Bill Kelly has hosted his final show on AM 900 CHML Hamilton and CFPL London, a casualty of last week’s restructuring in the audio division at Corus Entertainment.
With CHML for the last 17 years, the talk radio veteran had most recently been hosting the 9 a.m. – noon show, which since 2021 had been simulcast in both Hamilton and London.
Kelly devoted the last half hour of his final show Monday morning to talking about the state of media and journalism with The Bay Observer publisher John Best, the former VP of News at CHCH-TV from the early 1980s to mid-’90s, when the station boasted a 60-person news department.

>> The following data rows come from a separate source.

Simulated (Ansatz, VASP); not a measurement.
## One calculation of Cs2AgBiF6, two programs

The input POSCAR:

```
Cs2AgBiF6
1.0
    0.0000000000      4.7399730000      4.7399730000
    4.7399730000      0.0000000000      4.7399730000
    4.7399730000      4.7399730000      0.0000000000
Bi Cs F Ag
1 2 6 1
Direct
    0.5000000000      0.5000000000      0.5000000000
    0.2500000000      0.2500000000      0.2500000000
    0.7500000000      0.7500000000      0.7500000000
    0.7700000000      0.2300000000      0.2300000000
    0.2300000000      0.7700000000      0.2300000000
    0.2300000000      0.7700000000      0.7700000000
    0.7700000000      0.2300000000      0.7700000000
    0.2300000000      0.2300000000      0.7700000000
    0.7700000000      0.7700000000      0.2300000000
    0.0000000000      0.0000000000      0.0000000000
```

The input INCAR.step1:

“National news media will probably survive in some form. I’m actually concerned about what’s happening with local news,” Best told Kelly. “With your show gone…obviously some adjustments were made to include London, but for many, many years it was a local watering hole as the forum of our community and I just worry generally about local news. We’re already seeing news deserts. I look at Burlington as a city that really does not have the kind of coverage that a city of nearly 200,000 should have.”
“If we don’t have local news, what we’re going to have is all of these people cranking out press releases right now by the dozens. There will no longer be any kind of observant filter,” Best continued. “It will simply go from the PR people directly to the public and at some point will be taken as gospel and that’s really dangerous. That’s almost Orwellian for guys like me who have worked around the media for most of our adult lives, so it’s a concern and the answers are not readily at hand. I don’t think government funding is necessarily the answer either.”
Corporations part of the problem: Kelly
Kelly told listeners he’s not oblivious to the challenges facing media and corporate owners, but he questioned whether there needs to some acknowledgement of the role they’ve played in the decline of traditional journalism.
“I’m not oblivious to the challenges facing media and the corporations, the head offices and all this sort of stuff,” said Kelly. “I get that. And I get the fact that they have their hand out and I get the fact that they’re lobbying the federal government to give us help, give us financial aid, which was one of the reasons for the legislation which is so controversial these days. But what I don’t hear from any of them is the acknowledgement that ‘hey, maybe we’re part of the problem too. Maybe we’ve done enough to corrupt this business already, maybe subtracting and basically disarming journalists in the fashion that they have not just over the couple of years, but 10 to 20 years, has put them in the predicament they’re at.'”
“They’ve been part of the problem for the longest time,” he continued. “They’re concerned about the bottom line, so we’re going to make cuts whether it’s Lisa LaFlamme at CTV…Dan [McLean] and Connie [Smith] from CHCH some years ago, and on and on it goes. Then people stop listening or stop reading and all of a sudden revenues go down. They don’t seem to understand that for you or me, or Joe or Joanne Public, the conduit here and the connection with the media in this country is with the people who present it. It’s the authors, it’s the writers, the newscasters, the news anchors, that’s who you want and if you’re going to blow them out of the equation, you’ve lost the public. They’re going to go someplace else and that’s what they’ve done, they’ve gone to social media.”
“I don’t think I thought the practice of journalism would be this fragile in my time,” added Best. But there it is. It’s kind of a gloomy thing to say, but I don’t think we can ignore the fact that the news business is in trouble.”
Kelly signed off by thanking family, friends and supporters, who have flooded social media with a mix of well wishes and chagrin at the show’s departure from the CHML lineup. He made special mention of former Director of Business Operations & Program Director Jeff Storey, who was among those also caught up in last week’s job cuts, after nearly 30 years with the company.
The veteran talk host alluded in his final sign off to continuing the show on an alternate platform. Kelly’s more than four-decade broadcasting career has also included 13 seasons as a stadium announcer for the Hamilton Tiger-Cats. He additionally served nine years as a Hamilton City Councillor from 1997 – 2005.
Corus Entertainment says the Alex Pierson Show, which originates from 640 Toronto (CFIQ-AM), will now be simulcast in the 9 a.m. – noon time slot on CHML.